Tagged as: Breaking up, Troubled relationships<< Previous question   Next question >>
Question - (30 December 2010) 1 Answers - (Newest, 31 December 2010)
A female United Kingdom age 30-35, anonymous writes:

This is SO long and I apologise :/

My boyfriend had been making me miserable for quite a few weeks by like just doing things like calling 31 times a week, but then when i did talk to him not pay attention to what im talking about, talking constantly about his ex girlfriends, actually once he called his ex girlfriend his current girlfriend which realy got to me. He was so selfish and self centred it was hard to bear when all i wanted to to pleas him and yet it wasn't enough. he was so clingy and insecure but i didnt say anything because i didnt want to make him upset and I wanted to be with him even though i was so miserable and feeling trapped. I came so closeto breaking up with him but i thought against it because I wanted to wipe the slate clean and give it another go.

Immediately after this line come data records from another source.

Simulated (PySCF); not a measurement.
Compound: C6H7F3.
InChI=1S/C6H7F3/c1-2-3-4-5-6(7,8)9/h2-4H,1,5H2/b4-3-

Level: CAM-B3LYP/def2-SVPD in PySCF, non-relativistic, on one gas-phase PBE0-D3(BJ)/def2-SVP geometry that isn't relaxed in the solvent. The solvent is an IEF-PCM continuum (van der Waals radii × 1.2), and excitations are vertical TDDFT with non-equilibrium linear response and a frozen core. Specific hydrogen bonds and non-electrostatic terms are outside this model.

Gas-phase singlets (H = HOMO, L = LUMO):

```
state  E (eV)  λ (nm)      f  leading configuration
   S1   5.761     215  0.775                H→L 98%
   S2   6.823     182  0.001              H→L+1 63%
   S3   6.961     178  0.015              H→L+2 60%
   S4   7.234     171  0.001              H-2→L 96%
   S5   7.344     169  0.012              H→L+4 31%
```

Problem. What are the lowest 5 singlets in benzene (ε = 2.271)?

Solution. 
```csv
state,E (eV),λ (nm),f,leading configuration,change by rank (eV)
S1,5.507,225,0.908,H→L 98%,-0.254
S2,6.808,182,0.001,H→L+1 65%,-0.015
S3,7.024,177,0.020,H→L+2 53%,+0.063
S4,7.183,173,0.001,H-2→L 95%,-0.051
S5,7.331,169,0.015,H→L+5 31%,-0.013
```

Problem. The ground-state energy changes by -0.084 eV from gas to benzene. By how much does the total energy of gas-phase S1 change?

Jump forward a couple of days:

I help out at Girl Guides and I was arranging a party for 45 children and the other helpers hadn't pulled their weight and had left me to do almost all of it. at that point i hadnt seen my boyfriend in about 3 weeks but my friends persuaded me see him at starbucks, and i must say that my attention wasnt completely on him because i was trying to ring people and find out what was going on and i was so stressed it was unbelievable. My friends and boyfriends agreed to come back to my house and help me pack and set up the hall. Even though i hadn't seen him in a while, everything seemed lovely, and he even bought me a flower.

we got back to my house and i sorted a few things out, then i got hold of nors mum and everything got sorted out so i didnt need them anymore, I didnt want to kick them out so they stayed at my house for a bit and then were like, we dont want to keep you so well go.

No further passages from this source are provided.